Chemistry Name :
Worksheet/notes : Ch. 15-16 ; Obj. 35-39 Date :
A. Mole fraction :
1. Equations for mole fraction (ratio of moles of solute and solvent to moles of solution) :
a. mole fraction of solute (A): b. mole fraction of solvent (B):
2. What are the mole fractions of solute and solvent of a solution formed by dissolving 2.00 moles of MgCl2 in 400.0 moles of water?
3. What is the mole fraction of Cl- ions in the above solution ?
4. What are the mole fractions of a solution formed by dissolving 25.0 g of MgCl2 (molar mass = 95.21 g/mol) in 1.20 kg of water?
B. Colligative properties :
5. ______properties are properties which depend on the number of solute particles dissolved in a given mass of solvent.

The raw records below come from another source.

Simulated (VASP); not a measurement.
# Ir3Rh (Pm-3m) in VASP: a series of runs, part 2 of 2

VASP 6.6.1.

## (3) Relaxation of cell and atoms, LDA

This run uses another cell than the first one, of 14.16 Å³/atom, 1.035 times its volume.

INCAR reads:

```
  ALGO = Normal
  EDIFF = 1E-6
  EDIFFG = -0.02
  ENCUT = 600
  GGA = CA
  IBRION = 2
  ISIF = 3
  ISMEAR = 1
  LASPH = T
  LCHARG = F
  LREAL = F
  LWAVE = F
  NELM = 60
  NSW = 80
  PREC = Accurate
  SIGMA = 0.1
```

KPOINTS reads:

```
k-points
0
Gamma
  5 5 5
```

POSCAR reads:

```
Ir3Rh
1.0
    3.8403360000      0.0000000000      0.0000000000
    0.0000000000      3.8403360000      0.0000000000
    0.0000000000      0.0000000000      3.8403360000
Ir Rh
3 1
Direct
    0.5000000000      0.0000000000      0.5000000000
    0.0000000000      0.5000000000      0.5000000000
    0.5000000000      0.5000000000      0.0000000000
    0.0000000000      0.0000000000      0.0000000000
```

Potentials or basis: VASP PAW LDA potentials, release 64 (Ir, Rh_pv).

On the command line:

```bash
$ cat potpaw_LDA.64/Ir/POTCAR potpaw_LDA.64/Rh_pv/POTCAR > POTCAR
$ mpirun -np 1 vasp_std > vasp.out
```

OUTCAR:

6. _____(T/F) The above type of property depends, to a large extent, on the type of solute.
7. List three important colligative properties.
8. _____(T/F)A nonvolatile solute, such as magnesium chloride, would increase the vapor pressure of a solvent such as water.
9. _____ (T/F) Carbon dioxide, as a solute, would decrease the vapor pressure of water.
10. Explain why nonvolatile solutes decrease vapor pressure.
11. _____(T/F) A one molar solution of sodium fluoride (NaF) would lower the vapor pressure of water to the same extent that a one molar solution of magnesium chloride (MgCl2).
12. _____(T/F) Elevation of the vapor pressure due to the increase in the number of nonvolatile solute particles will not affect the boiling point of a liquid.
13. ______is the difference in temperature between the boiling points of a pure solvent and a solution.
14. ______is the difference in temperature between the freezing points of a pure solvent and a solution.
15. Why does salt cause ice to melt?
16. The ______is equal to the change in the boiling point for a 1 molal solution of a nonvolatile molecular solute.
17. The ______is equal to the change in the freezing point for a 1 molal solution of a nonvolatile molecular solute.
18. ______are the units for the answers to numbers 16 and 17.
19. ______= Kb ______= Kf
20. Finish the following equations : ΔTb = ; ΔTf =
21. What will the boiling point of a solution be if you add 130.0 g of glucose (molar mass = 180.18 g/mol) to 750.0 g of water? (Assume 1 atm. of pressure)
22. What will the freezing point of a solution be if you add 2.2 grams of urea (CH4N2O, molar mass = 60.07 g/mol) to 750 grams of water?
23. What will the freezing point of a solution be if you add 12.2 grams of magnesium chloride (MgCl2, molar mass = 95.21 g/mol) to 1,250 grams of water?
24. Calculate the freezing-point depression of an aqueous solution containing that is 50.0 % ethanol (C2H5OH)(a nonelectrolyte) . (Kf for water = 1.86 ºC/m).
25. Calculation of molar mass from freezing point and boiling point data :
Four steps : 1. Determine change in f.p. or b.p.
2. Calculate molality (e.g. m = ΔTb/Kb) - rearranged from ΔTb = Kbm
3. Calculate moles from molality equation (moles = Kg solvent x m)
4. Calculate molar mass (g/mol) of solute.
a. A solution contains 22.5 grams of a nonvolatile, nonelectrolyte solute in 500.0 grams of water. If the solution freezes at -0.89 ºC, what is the molecular mass of the solute?
b. A solution contains 115.5 grams of a nonvolatile, nonelectrolyte solute in 750.0 grams of water. If the solution boils at 101.2 ºC at 1 atm, what is the molecular mass of the solute?